The brothers are in the vanguard of artists who are showing that illustrated stories aren't just kid stuff. Says Jaime, standing: "We're inspiring a new generation that is taking comics pretty seriously, like real fiction"

Graphic Sketches of Latino Life
By Andrew D. Arnold

Imagine a Mexican-American TV soap opera written with Federico García Lorca's dramatic intensity and passion for female characters but produced with the randy exuberance of a soft-core-porn video. Then spread it all across the gritty black-and-white panels of a comic book. What you would get is Love and Rockets, the comics series created by Gilbert and Jaime Hernandez, known to the comixcenti as Los Bros. Hernandez.
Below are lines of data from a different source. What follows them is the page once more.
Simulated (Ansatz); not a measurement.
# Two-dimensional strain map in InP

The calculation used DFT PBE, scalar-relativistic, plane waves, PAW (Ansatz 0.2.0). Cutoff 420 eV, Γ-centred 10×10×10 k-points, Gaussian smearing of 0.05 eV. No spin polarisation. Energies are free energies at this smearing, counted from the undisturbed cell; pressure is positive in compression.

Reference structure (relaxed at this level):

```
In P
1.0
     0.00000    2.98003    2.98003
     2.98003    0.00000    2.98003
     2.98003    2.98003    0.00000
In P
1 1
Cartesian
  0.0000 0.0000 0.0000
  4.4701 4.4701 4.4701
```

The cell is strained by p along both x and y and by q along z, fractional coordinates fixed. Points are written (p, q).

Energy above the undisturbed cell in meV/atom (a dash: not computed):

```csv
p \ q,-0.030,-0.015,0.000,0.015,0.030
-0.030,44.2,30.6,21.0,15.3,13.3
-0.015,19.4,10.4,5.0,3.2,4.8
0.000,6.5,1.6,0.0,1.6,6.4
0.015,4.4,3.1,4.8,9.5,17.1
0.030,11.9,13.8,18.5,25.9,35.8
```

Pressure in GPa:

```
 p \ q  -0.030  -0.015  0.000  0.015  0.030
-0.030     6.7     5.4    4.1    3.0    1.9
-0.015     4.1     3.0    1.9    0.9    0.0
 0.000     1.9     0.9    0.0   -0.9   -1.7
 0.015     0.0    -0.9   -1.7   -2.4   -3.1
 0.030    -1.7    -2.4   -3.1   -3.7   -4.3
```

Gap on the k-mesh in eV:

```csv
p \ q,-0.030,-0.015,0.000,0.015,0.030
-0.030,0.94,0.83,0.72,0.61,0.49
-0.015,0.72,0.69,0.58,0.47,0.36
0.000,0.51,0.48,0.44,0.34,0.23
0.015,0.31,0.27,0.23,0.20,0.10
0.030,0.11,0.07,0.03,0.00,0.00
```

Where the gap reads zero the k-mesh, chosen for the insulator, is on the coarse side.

In 1996 the brothers took a sabbatical from the series, which first appeared in 1981, but this month they — now joined by older brother Mario — are back with all new installments. When the series started out, most underground comics were political satires and science-fiction fantasies, but Love and Rockets told complex stories about real people, bringing a literary narrative form to the comic-book frame. "I couldn't just write a novel, because my work doesn't work well without the pictures," says Jaime, 41. "And I couldn't just do portraits or illustrations, because I need the words to go with it."

What still sets Love and Rockets apart from other books on the comics racks is how the brothers, who grew up in the ethnically mixed strawberry-farming community of Oxnard, Calif., infuse their tales with multicultural images and references. "We were basing all our stuff on our own lives," says Jaime. "Just kind of bringing real life to it."